# Practical session

## Computational Semantics and Pragmatics, 02/11/2017

This is the introductory practical session of the course Computational Semantics and Pragmatics. We will get you started with the corpus that we will use throughout the course and give you a brief introduction to *Jupyter Notebooks*, which we will use for the practical assignments.

## Getting the materials

Start by downloading the folder *cosp2017_practical* from here: https://surfdrive.surf.nl/files/index.php/s/8MVVoz5sna0LhTg (you may need to expand it). 

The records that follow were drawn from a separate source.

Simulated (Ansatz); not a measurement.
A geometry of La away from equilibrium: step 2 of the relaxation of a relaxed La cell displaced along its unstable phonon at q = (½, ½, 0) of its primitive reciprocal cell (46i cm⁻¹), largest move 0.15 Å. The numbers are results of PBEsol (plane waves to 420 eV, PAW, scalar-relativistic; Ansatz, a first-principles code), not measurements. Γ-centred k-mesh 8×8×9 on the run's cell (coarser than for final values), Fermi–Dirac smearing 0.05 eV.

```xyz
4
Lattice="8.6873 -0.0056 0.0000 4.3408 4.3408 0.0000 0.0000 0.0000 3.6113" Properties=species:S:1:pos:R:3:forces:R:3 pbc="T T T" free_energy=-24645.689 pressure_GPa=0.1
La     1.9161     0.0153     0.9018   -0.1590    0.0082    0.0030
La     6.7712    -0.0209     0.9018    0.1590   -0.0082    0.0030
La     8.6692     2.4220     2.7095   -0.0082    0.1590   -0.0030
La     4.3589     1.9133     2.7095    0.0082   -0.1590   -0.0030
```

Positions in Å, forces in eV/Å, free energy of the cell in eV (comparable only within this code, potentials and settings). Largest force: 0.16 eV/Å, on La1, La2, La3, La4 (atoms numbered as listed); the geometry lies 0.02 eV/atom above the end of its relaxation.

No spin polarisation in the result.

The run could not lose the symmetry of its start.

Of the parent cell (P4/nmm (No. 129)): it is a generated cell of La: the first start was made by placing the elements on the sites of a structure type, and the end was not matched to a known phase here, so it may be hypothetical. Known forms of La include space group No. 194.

This folder contains the corpus, some Python scripts, and other auxiliary materials that will be used in the different assignments throughout the course.

## The Switchboard corpus

In the assignmens of this course we will explore a dataset called the Switchboard corpus, consisting of telephone conversations between speakers of American English (https://catalog.ldc.upenn.edu/LDC97S62). There are several different distributions of the Switchboard corpus available (see http://groups.inf.ed.ac.uk/switchboard/structure.html for a description of the project). The distribution of the corpus that we are using is a version we have preprocessed for use in this course, which includes both linguistic annotations (the dialogue acts of the utterances and parsed and POS-annotated versions of these utterances), as well as timing information (beginning and end of turns). This corresponds to a subset of the overall corpus, containing 642 dialogues. You will find this version of the corpus in the folder *swda_time*.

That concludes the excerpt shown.